Understanding why/how Java's native sorting of an int array is optimized on successive sorts...so I can stop it

Question

My program in a nutshell:

I have a program that successively runs several sort algorithms against an array of ints, timing each. The GUI allows the user to select array size and a variety of random number ranges with which to fill the array to be sorted. Each click of the "Sort" button grabs the user's array values, constructs a new array, then creates for each sort algorithm a clone of the array, using .clone().

The problem:

when "sort" button is clicked a second time the sorts improve themselves.

Somewhere there's optimization happening that I don't understand.

The reason this is an issue: if the user doesn't change their array settings and runs the sort methods again, it is true that a new array is constructed with new random numbers but the random number ranges remain the same so the run time, over a list of 125k, should remain about the same....not improve 300%.
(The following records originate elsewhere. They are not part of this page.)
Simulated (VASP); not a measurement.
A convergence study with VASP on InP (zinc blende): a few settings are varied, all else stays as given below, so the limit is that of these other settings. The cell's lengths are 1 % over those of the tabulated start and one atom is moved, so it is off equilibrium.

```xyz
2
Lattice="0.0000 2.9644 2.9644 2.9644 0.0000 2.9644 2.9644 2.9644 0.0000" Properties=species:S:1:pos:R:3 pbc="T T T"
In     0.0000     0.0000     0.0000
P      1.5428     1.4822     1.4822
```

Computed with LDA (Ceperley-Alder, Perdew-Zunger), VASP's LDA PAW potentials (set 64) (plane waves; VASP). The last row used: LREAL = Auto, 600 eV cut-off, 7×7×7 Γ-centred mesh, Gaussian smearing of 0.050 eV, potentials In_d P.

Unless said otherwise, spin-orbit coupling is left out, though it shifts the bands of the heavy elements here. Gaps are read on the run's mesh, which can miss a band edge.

So here is a demo program of what I am facing. It uses only one sort, Java's native sort to demonstrate the issue. It also uses hard coded values for constructing the random int array to be sorted - but does so with each "enter" press. I think this simulation accurately reflects my program because the same "error" is happening here, too.

Why is the sort faster the second time?

...the array is rebuilt with new values for each run, so how can it get faster?

package sortTooFast;

import java.util.Arrays;
import java.util.Scanner;

public class SortTooFast {
    public static final int ARRAY_SIZE = 500000;
    public static final int MIN_RANGE = 0;
    public static final int MAX_RANGE = 100;
    public static final int INCLUSIVE = 1;
    
    int[] sortingArray;

    public static void main(String[] args) {
        SortTooFast test = new SortTooFast();
        test.run();
    }
    
    // Run program.
    public void run(){
        while(true){    
            
            // Assign int[] filled with random numbers.
            sortingArray = getArray();                  

            // Inform user.
            System.out.println("\nPress return key to run sort!");
            
            // Wait for user.
            new Scanner(System.in).nextLine();
            
            System.out.println("First 15 elements to be sorted:");
            
            // Print a small section of the array; prove not sorted
            for (int i = 0; i < 15; i++){
                System.out.printf("%4d", sortingArray[i]);
            }
            
            // Perform sort.
            runNativeSort(sortingArray);
        }
    }

    // Run native java sort.
    private void runNativeSort(int[] array) {
        // Start timer
        long startTime = System.currentTimeMillis();
        
        // Perform sort.
        Arrays.sort(array);
        
        // End timer
        long finishTime = System.currentTimeMillis();
        
        // Running time.
        long runTime = finishTime - startTime;
        
        // Report run time.
        System.out.println("\nRun time: " +runTime);        
    }

    // Obtain an array filled with random int values.
    private int[] getArray() {
        // Make int array.
        int[] mArray = new int[ARRAY_SIZE];
        
        // Length of array.
        int length = mArray.length;
        
        // Fill array with random numbers.
        for(int counter = 0; counter < length; counter++){
            int random = MIN_RANGE + (int)(Math.random() * ((MAX_RANGE - MIN_RANGE) + INCLUSIVE));
            mArray[counter] = random;
        }
        return mArray;
    }
}

Answer 1

Why is the sort faster the second time?

Because by that time, the JIT has optimized the bytecode into faster native code.

There are two effects you need to counter when benchmarking this sort of thing:

1. Time taken to JIT the code in the first place
2. The way that the native code improves over time as it is optimized harder and harder by the JIT.

Typically you can reduce the effect of this to achieve a steady state by running the code for long enough to get it fully optimized before you start timing.

Additionally, you should use System.nanoTime instead of System.currentTimeMillis when benchmarking: System.currentTimeMillis is meant to give you a reasonably accurate "wall clock" time, which may be adjusted by the operating system if it notices that the clock is out of sync, whereas nanoTime is specifically designed for measuring elapsed time since a particular instant, regardless of changes to the system clock.